In early August, Kw’umut Lelum opened its doors to a new service hub in Duncan.
Kw’umut Lelum is a Delegated Aboriginal Agency (DAA) that offers services to nine member nations, including Halalt, Ts’uubaa-asatx (Lake Cowichan), Lyackson, Málexeł, Penelakut, Qualicum, Snaw-naw-as, Snuneymuxw, and Stz’uminus.
The new service hub will increase accessibility to services to member nations in and around the Duncan area, and includes access to a team of social workers, family support and wellness staff.
“Cultural connectivity is at the heart of what we do as an organization and we are excited to be able to expand our work into urban Aboriginal communities on the island,” says Jennifer Holstein, the communications and information officer at Kw’umut Lelum.
Duncan was identified as an area with overlapping agencies, including the Ministry of Child and Family Development (MCFD), Kw’umut Lelum and Lalum’utul’ Smun’eem, another DAA on Vancouver Island that services the Cowichan Tribes.
“Traditionally, our membership did not fall under these colonial boundaries,” says Bill Yoachim, executive director of Kw’umut Lelum. When asked why it is important to Kw’umut Lelum to have urban service hubs, Yoachim says, “We are in a colonial system, and originally Kw’umut Lelum was designed to serve our members on reserve, however, two-thirds of our membership live off-reserve.”
For 23 years, Kw’umut Lelum has been based on the Snuneymuxw First Nation and has been offering a broad range of culturally relevant programs and services. This includes Child Safety & Collaborative Family Planning and Cultural Permanency Planning.
As a DAA, its mandate was originally to provide services to community members living on-reserve. But since 2018, Kw’umut Lelum has been expanding its jurisdiction to provide services for Indigenous children and youth in care who are members of the nine member nations, but are currently receiving services from MCFD.
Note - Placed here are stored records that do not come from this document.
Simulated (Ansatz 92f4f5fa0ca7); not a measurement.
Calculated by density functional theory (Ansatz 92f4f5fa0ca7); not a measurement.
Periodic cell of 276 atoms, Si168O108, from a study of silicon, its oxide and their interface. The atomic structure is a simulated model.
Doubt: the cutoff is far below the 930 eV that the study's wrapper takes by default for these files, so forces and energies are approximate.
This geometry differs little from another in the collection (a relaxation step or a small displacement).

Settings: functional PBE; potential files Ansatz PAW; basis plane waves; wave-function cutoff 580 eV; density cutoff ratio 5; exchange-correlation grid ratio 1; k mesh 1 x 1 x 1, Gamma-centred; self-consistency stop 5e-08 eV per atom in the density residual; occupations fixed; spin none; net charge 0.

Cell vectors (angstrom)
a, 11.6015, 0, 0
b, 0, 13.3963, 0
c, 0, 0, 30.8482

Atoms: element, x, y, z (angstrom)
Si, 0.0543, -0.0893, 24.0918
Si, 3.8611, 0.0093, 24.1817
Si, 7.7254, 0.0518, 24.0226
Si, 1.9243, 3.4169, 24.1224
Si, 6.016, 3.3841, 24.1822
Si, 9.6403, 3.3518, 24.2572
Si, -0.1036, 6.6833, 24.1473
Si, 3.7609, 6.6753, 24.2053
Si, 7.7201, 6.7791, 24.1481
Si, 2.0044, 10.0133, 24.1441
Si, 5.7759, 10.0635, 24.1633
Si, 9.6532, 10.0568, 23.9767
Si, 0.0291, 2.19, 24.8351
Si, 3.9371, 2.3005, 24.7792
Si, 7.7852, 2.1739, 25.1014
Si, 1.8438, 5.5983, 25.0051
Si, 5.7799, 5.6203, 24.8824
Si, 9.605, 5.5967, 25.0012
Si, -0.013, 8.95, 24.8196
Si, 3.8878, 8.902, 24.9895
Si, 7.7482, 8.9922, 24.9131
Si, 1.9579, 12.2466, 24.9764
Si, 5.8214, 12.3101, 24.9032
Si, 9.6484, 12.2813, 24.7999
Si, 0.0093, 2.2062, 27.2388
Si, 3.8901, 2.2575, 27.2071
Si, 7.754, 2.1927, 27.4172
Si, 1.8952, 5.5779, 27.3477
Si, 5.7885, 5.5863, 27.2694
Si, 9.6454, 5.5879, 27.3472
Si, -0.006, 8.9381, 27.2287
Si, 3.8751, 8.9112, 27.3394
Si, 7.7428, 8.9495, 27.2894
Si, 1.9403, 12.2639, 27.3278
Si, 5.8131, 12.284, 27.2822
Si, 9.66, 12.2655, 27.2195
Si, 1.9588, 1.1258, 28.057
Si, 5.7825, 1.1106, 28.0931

In 2019, Kw’umut Lelum opened its first urban service hub in Nanaimo to meet the increase in demand for culturally relevant services.
Now, files held by MCFD for children and families of the nine member nations residing in Duncan will begin to be transferred, Yoachim explained in a phone interview.
The opening of the hub in Duncan comes at a time when Indigenous nations in the province are actively seeking further authority over the care and well-being of their children.
In a press release issued by Kw’umut Lelem, Yoachim says, “This expansion is about more than just providing needed services to Aboriginal families. This is about returning the rights to Indigenous communities to be able to care for their own children.”